Terrorism threatens humanity.— Dr. S. Jaishankar (@DrSJaishankar) November 26, 2022
Today, on 26/11, the world joins India in remembering its victims. Those who planned and oversaw this attack must be brought to justice.
We owe this to every victim of terrorism around the world. pic.twitter.com/eAQsVQOWFe
Although most of the attacks ended within a few hours after they began at around 9.30 pm on November 26, the terror continued to unfold at three locations where hostages were taken--the Nariman House, where a Jewish outreach centre was located, and the luxury hotels Oberoi Trident and Taj Mahal Palace and Tower.
Moshe Holtzberg, the uncle of the 26/11 Mumbai terror attack survivor 'Baby Moshe', whose parents were killed by Pakistani terrorists at Nariman House, recalls the time he had spent with her in Nariman House and at Colaba market. "Several years have passed since the Mumbai terror attack and unfortunately, many more tragedies have occurred since. Just two days ago, a terror attack took place in Jerusalem," Holtzberg said.

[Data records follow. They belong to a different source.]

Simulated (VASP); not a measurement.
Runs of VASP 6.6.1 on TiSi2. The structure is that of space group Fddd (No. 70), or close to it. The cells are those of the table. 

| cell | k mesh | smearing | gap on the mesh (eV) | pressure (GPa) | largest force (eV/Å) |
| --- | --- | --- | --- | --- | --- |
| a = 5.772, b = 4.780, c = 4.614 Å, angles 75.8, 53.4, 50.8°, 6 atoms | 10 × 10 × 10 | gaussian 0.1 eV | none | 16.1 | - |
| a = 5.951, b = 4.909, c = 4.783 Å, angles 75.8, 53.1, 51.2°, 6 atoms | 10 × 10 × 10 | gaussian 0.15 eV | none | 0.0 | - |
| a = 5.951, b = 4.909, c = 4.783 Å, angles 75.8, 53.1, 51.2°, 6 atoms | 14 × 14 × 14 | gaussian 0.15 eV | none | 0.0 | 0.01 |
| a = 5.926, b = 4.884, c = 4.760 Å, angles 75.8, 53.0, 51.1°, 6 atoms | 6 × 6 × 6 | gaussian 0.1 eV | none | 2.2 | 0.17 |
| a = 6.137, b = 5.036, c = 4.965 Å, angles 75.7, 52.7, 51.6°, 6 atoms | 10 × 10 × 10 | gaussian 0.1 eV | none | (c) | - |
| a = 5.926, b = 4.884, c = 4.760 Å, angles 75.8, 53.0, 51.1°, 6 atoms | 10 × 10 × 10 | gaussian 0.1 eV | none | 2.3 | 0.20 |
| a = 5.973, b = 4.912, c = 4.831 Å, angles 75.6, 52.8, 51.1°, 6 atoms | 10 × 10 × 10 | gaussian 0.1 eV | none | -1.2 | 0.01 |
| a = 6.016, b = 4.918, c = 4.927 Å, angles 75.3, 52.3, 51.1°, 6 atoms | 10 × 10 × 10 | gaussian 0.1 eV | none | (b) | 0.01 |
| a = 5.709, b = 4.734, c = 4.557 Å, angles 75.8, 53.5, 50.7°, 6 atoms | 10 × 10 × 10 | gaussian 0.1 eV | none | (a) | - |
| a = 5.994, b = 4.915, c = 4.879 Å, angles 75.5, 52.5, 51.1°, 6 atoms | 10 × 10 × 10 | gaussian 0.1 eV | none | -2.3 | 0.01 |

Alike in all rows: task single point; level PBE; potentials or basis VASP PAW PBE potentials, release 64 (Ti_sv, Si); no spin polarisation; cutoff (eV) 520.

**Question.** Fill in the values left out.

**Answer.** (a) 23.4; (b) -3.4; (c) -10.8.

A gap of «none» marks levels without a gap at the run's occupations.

"We believe that the answer to the darkness of terror is the light of goodness and kindness," PTI quoted him as saying.
Holtzberg further said people approach his parents Rabbi Nachman and Frieda Holtzberg with heartwarming stories about how they were inspired by his brother Rabbi Gavriel and Rivka.
"For Moshe, India is home. No terror attack will chase him out of his home. Nariman House is his house, Mumbai is his city and India is his country," Holtzberg said.
Baby Moshe, who was two years old at the time of the attack, was rescued by his Indian nanny Sandra Samuel when Pakistani terrorists killed his parents Rabbi Gavriel and Rivka Holtzberg and four visitors at Chhabad Lubavitch Jewish Centre in Nariman House in Colaba on November 26, 2008.
Baby Moshe, who is seen as a symbol of life amid tragedy, is now 16 years old and is studying in a school in Israeli city of Afula. He spends time with his maternal and paternal grandparents.
"We see him as a symbol of unity and pray that god gives him the strength to carry forward his parent's mission," he said.